Y'all see the man hanging out of the spaceship with the really big gun? Now I'm not saying you weren't easy to find. It was kinda out of our way, and he didn't want to come in the first place. Man's lookin' to kill some folk. So really it's his will y'all should worry about thwarting.

Mal ,'Safe'


Natter 69: Practically names itself.  

Off-topic discussion. Wanna talk about corsets, duct tape, or physics? This is the place. Detailed discussion of any current-season TV must be whitefonted.


shrift - Oct 10, 2011 5:29:55 pm PDT #1184 of 30001
"You can't put a price on the joy of not giving a shit." -Zenkitty

9 months is a lie!


lisah - Oct 10, 2011 5:33:59 pm PDT #1185 of 30001
Punishingly Intricate

I should also add that when I went through security in London on the way back to the U.S., they didn't make me take off my shoes.

Yeah, not in Ireland this summer either.

It still seems fairly nuts to do to a body that's already got a lot going on, though.

She did supposedly check with her doctor and she ran intervals. And probably had trained a bunch for it.

My best friend did 140 miles on a bike 6 weeks after giving birth to her twins by cesarean, though, so possibly I have unreasonable ideas about what can or should be done close to or shortly after having a kid.


sarameg - Oct 10, 2011 5:37:03 pm PDT #1186 of 30001

I defer to trusting the knocked-up athlete to know her limits.


lisah - Oct 10, 2011 5:37:06 pm PDT #1187 of 30001
Punishingly Intricate

In unrelated news, I was at the wedding of friends this weekend and the bride is a sign language interpreter so there was lots of awesome sign language interactions happening. Including a 10-week old staring intently and smiling at one of his moms talking to him with her hands. And I learned how to sign "dumbass" and "vaginally-aged!"


bon bon - Oct 10, 2011 5:38:53 pm PDT #1188 of 30001
It's five thousand for kissing, ten thousand for snuggling... End of list.

It still seems fairly nuts to do to a body that's already got a lot going on, though.

I was going to protest this, but at the same time, I puked a lot after yesterday's race and my tummy still hurts. I laugh at myself. But if she's run a bunch of marathons she's probably much less delicate than me.
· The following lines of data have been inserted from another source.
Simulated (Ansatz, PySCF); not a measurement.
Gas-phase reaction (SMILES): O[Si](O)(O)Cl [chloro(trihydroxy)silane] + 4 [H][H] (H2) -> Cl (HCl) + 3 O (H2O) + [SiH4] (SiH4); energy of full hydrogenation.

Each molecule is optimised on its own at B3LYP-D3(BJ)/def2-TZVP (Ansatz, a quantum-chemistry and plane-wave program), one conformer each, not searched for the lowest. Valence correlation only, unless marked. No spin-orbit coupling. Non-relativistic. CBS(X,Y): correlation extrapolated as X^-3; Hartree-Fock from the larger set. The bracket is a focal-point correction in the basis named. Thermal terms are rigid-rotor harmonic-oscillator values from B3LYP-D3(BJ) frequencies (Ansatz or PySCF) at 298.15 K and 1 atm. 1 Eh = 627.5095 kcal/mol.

brenda m - Oct 10, 2011 5:43:32 pm PDT #1189 of 30001
If you're going through hell/keep on going/don't slow down/keep your fear from showing/you might be gone/'fore the devil even knows you're there

"vaginally-aged!"

What does that even mean? Or do I want to know?


le nubian - Oct 10, 2011 5:45:07 pm PDT #1190 of 30001
"And to be clear, I am the hell. And the high water."

brenda,

un-ring that bell!


smonster - Oct 10, 2011 5:46:34 pm PDT #1191 of 30001
We won’t stop until everyone is gay.

Can't remember which is the font thread, and apologies if it's been posted before: the Kill Comic Sans game - [link]


lisah - Oct 10, 2011 5:51:56 pm PDT #1192 of 30001
Punishingly Intricate

What does that even mean? Or do I want to know?

Well, it's kind of a long story but, basically, it's a...um...pretend business venture? Based on my friend's one-day experience in the Baltimore city lockup this past spring. The "2nd worst" thing that happened was that she saw one of her cellmates squat and remove some cigarettes (and matches!) from her vagina. So she could smoke them (and trade one for $5). In the retelling of this story, the idea that there must be a market out there for things that are "vaginally-aged" has arisen. There's a fetish for everything, right? (I don't actually want to know!)

(The absolute worst thing that happened was that they called her mom! Although she is over 40, does not live with her parents, and someone-me-had already paid her bail! She'd gotten picked up for a traffic thing, she'd hurt nobody's person or property, so it wasn't a big deal but, still, you don't want to have to explain being in jail to your mom!)


Kat - Oct 10, 2011 5:52:12 pm PDT #1193 of 30001
"I keep to a strict diet of ill-advised enthusiasm and heartfelt regret." Leigh Bardugo

Vaginally aged sounds like a person making fun of the frommagist cave-aged bullshit.

We should learn dumbass, but we do know asshole.

I had to write out Grace's sign vocab the other day and she knows about 70+ words, plus a few stock phrases (it's nice to meet you! good to see you! brother hurt me).